I mentioned Kevin Davis’ experiments with Movable Type and XSLT earlier. He had asked about how to integrate his XMLized weblog with PHP’s DOMXML extension so he could transform it on the server side instead of depending on IE or Mozilla to do it on the client.
Using DOMXML to transform XML in PHP is straightforward, you read the source into a DOM object, the transform into an XSLT DOM, and apply the latter to the former. However, since you’ve already read the source into a DOM object, it’s really easy to get processing instructions of the form:
<?xml-stylesheet type="application/xsl" href="programlist.xsl"?>
out of the source document. That’s how the original version of Cocoon worked, and it’s one of the ways AxKit mapped from XML to XSLT.
Tonight I wrote a quickie PHP script to demonstrate this.
The script reads an XML file into a DOM, and then uses XPath to get a list of transforms to apply. It then applies each transform, product-wise, to the document.
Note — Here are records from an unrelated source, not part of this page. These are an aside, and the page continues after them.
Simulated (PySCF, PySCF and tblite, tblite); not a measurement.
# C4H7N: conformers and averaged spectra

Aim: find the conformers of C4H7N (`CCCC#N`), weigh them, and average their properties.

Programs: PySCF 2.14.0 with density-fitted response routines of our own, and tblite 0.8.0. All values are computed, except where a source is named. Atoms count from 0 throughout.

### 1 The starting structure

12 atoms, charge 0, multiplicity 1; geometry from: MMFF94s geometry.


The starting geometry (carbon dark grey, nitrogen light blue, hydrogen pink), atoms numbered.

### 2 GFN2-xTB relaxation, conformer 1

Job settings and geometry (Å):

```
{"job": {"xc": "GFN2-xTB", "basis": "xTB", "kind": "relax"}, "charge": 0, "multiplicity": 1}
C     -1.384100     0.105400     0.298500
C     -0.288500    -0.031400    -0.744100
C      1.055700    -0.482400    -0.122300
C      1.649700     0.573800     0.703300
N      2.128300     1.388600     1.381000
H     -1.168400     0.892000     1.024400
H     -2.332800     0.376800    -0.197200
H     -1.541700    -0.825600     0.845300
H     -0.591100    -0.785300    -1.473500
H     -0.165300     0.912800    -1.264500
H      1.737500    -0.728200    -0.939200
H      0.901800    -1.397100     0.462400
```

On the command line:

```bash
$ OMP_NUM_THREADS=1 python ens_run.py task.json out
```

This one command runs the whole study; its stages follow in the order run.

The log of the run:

The script has primitive error handling, and no caching.
Caching should be easy to add to this. Look for a file with the name of a hash of the request URI, if it’s not there then run the transform, and write out the result to the cache folder under a file name created by hashing the request URI.
The script also passes any arguments from $_GET to the transform, so you can set up parameters in your stylesheet, and get them from the URI.